President Herbert Hoover's said in 1933, "We have gold because we cannot
trust governments." The history goes back 5000 years. This is the
story of how it went from an international currency to an investment we
all can own.
In 1821 when England enacted the first gold standard, making their money
backed by gold, nearly all international trade imbalances were settled
with gold. This made a strong incentive for governments to stockpile
gold for hard-times.
The US was one of the last countries to join an International gold
standard adopted in 1871. The Silver lobby prevented gold from being
the sole monetary standard in the US until around 1900. The standard
worked well for all nations involved until the Great War of 1914.
Heavy debt and political alliances made the standard unworkable. Around
that time the British pound sterling and U.S. dollar became the global
reserve currencies, and small countries began holding this currency
instead of gold. Higher interest rates during the depression made
things worse and finally in 1931, England suspended the gold standard
leaving the US and France the only countries with large gold reserves.
In 1934 the US government revalued gold from $20.67 to $35.00 per ounce
so that more paper money could be printed. This helped improve the
economy. Other counties began to convert their gold holdings into US
dollars, and soon the US had a corner on the gold market.
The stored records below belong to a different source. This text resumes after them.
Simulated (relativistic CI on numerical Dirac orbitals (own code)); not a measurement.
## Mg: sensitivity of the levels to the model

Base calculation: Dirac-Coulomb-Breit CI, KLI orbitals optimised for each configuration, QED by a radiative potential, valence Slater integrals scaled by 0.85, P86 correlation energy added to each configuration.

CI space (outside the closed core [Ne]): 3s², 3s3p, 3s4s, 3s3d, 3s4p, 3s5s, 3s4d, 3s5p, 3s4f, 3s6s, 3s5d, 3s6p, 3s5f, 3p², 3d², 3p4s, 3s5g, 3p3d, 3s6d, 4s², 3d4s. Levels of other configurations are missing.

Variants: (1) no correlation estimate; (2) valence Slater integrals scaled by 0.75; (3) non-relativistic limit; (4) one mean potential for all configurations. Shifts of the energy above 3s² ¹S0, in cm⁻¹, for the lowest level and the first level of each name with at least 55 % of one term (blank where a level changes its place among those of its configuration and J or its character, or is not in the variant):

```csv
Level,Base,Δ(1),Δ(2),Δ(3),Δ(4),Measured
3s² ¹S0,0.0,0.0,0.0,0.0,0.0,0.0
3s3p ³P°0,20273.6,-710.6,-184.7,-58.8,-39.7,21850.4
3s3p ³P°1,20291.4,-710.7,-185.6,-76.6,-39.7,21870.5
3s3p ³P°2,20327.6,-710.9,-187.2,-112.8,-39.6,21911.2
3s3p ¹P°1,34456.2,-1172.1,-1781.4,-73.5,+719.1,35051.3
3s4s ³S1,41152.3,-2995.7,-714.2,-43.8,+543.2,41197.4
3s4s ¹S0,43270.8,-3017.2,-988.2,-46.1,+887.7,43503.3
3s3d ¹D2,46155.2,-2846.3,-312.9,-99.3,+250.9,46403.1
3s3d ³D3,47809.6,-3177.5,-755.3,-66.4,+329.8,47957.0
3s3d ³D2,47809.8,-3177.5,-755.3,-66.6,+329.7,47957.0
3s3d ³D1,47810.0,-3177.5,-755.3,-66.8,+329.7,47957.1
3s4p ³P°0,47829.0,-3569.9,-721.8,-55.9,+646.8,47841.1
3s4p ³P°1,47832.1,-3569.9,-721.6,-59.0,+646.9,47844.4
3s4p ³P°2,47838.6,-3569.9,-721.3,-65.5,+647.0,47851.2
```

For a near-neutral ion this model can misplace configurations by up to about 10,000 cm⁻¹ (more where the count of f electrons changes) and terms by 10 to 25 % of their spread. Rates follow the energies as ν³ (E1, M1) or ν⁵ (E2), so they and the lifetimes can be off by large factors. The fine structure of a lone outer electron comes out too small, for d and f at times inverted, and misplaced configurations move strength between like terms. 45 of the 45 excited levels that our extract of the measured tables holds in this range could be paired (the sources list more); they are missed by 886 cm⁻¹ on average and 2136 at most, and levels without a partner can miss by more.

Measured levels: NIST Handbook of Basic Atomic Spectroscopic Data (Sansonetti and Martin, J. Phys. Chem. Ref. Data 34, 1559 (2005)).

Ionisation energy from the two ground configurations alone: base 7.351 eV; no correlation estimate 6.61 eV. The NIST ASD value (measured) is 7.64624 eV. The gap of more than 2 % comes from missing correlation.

Also, Gold production soared at that time and there was a dramatic
devaluation of the dollar. As World War II ended, the western nations
met to put together the Bretton Woods Agreement, which was the framework
for global currency until 1971.
During the 1960’s inflation and a high demand for imports started taking
its toll on our gold reserves. At the end of WWII, the US had 75% of
the world’s monetary gold, and our currency was still backed by gold.
In 1968 the U.S. and other European nations which made up a “gold pool”
quit selling gold on the London market. This allowed the market to
determine the price of gold, and only central banks could trade with the
US at $35 per ounce. According to an article written for Investopedia,
in 1971 even this bit of gold convertibility died. Gold was free at
last. There was no further reason for central banks to hold it. The
more flexible paper money became the preferred financial instrument.